Changes at Halifax Court a Positive Move for Residents, Neighboring Community
Posted March 13, 2000 6:00 a.m. EST
RALEIGH — The Halifax Court public housing complex in Raleigh has a bad reputation, but that reputation is about to come crumbling down as a new complex goes up.
In six months, the current low-income housing complex will be torn down. A new, mixed-income public housing complex is already taking shape.
The project is part of a $29 million federal grant aimed at revitalizing urban, out-of-date public housing communities.
"It's a very synergistic approach to bring everybody together and making the whole community come together," says Steve Beam of the Raleigh Housing Authority.
Beam, who is heading up the effort, says the good that will come from it stretches beyond the boundaries of Halifax Court.
"Just look at the development that's taking place right now. There's a charter school that just went in, and they're developing some office space on adjoining property that has been vacant for 40 years," he says.
In nearby Mordecai, Ken Jacobson is breathing new life into his old home with some renovations. The value of his house has more than doubled in the last few years.
"I've seen a tremendous growth in renovation of older properties which is what I like to see," he says.
Local realtors say the perception of crime associated with Halifax Court used to keep potential homeowners and businesses at bay. People are now willing to invest in the community.
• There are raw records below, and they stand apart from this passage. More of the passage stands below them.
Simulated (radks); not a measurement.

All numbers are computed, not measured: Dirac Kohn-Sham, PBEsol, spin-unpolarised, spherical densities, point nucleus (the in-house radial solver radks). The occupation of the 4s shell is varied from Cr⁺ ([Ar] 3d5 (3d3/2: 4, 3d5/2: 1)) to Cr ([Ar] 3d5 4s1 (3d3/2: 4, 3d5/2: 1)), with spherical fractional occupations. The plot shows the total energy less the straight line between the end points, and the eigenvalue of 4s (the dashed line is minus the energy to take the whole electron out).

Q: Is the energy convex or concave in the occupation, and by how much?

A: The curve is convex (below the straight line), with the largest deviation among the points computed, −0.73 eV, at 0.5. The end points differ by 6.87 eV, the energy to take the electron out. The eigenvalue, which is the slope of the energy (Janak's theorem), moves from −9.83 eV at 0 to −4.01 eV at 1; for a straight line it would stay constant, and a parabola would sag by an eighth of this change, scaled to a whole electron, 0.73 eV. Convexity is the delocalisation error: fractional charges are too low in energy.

"It's going to really change the character of the neighborhood," says real estate agent Chris Yetter. "You're going to see more and more people buying these smaller homes that have been left empty for 25 to 30 years."
The 300 families who live at Halifax Court can choose to move into other public housing or use vouchers to rent elsewhere. So far, about 60 percent of residents have moved.
The new complex will consist of town homes and single family houses. It is expected to be complete in four years.
The grant will also allow residents in the Mordecai area to get low-interest loans to fix up their homes.